A word to graduates: stay positive, stay optimistic; never retire

It’s easy to get a little down these days in the face of tensions in the world, the tragic events that make headlines way too often and the hyper-partisanship that prevails in American politics.

If you want a lift out those doldrums, attend a graduation ceremony, as I did Saturday for Moraine Park Technical College (MPTC) in Fond du Lac. More than 800 students in 85 different disciplines received associate degrees or technical diplomas, and they are now skilled and ready to take on the world. The country needs every one of them.

Mike StaraI, MPTC board chairman, and President Bonnie Baerwald gave me the privilege of addressing the 1000 people in the audience. What do you say that they haven’t heard before. I tried to avoid the bromides. Here’s most of my shot at it:
“It’s the best of times to be young graduate, or even somewhat young at heart, to be of sound mind, skilled, ready for the world.

“The times today remind me of when I graduated from college almost 60 years ago. Jobs were everywhere. I and my dewy-eyed classmates were in high demand. We had lots of employment options.

“Likewise, you have picked a fine time to graduate. Your sense of timing (or your parents’ two decades ago) was right on.

“The unemployment rate here is less than 3%, and there are an estimated 90,000 open jobs in Wisconsin. Just a decade ago, in the middle of the Great Recession, companies like mine were laying off, not hiring.

“We had to slash our education and training budgets; we were unable to invest in young people.

“It took a decade to repair the damage done by the big banks, the Wall Street hot shots and the politcos inside the beltway. The American people sucked it up, stayed positive and kept working. Their efforts, not those of political leaders claiming victory, revived and reinvented the U.S. economy.

“The hard-working adults of this country, the everyday Americans, your parents, presented you with a great gift, a strong and growing economy.

“I’ll bet most of you have already found jobs – good jobs – at a time when wages are rising in a healthy way.

“Some of you, though, may be undecided about which way to go – there are almost too many good options out there for smart, skilled, energetic people with good attitudes. That makes it’s hard to decide. A word of advice that I have given to myself and to young people around me:

• Make a decision. Strike a direction. Don’t wallow in indecision. Don’t sit on the sidelines.

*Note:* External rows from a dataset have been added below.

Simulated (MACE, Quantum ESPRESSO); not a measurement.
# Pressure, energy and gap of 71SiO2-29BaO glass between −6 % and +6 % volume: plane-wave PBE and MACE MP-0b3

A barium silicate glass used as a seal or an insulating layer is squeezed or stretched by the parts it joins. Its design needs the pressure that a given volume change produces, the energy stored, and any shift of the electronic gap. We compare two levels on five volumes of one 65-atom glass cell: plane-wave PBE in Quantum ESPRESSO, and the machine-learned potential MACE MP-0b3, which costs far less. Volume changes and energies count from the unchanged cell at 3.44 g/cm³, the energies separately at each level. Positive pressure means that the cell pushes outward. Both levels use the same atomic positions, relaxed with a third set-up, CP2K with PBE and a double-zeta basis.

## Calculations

• Then give the new job all you’ve got. Look for ways you can help your company or organization beyond your narrow job description. If there’s an unmet need, a vacuum, fill it. Make yourselves indispensable.

• Then, if that career path turns out to be not for you, stop, assess, but don’t tread water. Strike a new direction. Make a forward-facing decision. Don’t get stuck in the quagmire of no decision. Your resume gets moldy.

“I’ve had seven career changes in my long work life, and I’ve enjoyed them all. Most of you will make multiple career switches as you move through your lives.

“Know that transitions can be done. They sometimes need to be done, since this economy is very dynamic, ever-changing. It continually adds and subtracts different kinds of jobs.

“To be adaptable, you’ve heard this before, many times, you will need to keep on learning. Your degree today is a couple of steps toward first base, but there will be other bases to round
– either at the same company
– or in a new career choice.

“Besides, learning is fun.

“It keeps us young in mind and at heart. I thoroughly believe that the day you stop learning is the day that you start hearing harp music from afar.

“For that reason, I never intend to retire. Never. I don’t even like the concept.

“For an interesting life, you need the kinds of challenges that come with being a productive citizen. It doesn’t have to be in a paid job situation. It can be a non-profit activity, charitable or civic – just so you keep your mind and heart engaged.

“Research shows that the human brain literally shrinks when it goes into disuse. The human body atrophies before its time with inactivity. Put them both to rigorous use through all your days.

“Keep moving, my wife and I tell ourselves every day. Keep solving problems and tackling issues. There are so many causes out there that need your help

“We adults – with your graduation certificates, I hereby christen you adults – have a moral obligation to be positive, to be optimistic.

“This is a great country, despite its many mistakes and challenges. It’s the job of your generation to keep it that way. We elders, the old geezers, are counting on you.

“So, congratulations big time on your graduation today – on a major stride in your life’s journey learning and work. There will be other legs, but you’re off to a great start on some of the best times.

“And, oh yeah, Serigraph is hiring. Send me your resume.”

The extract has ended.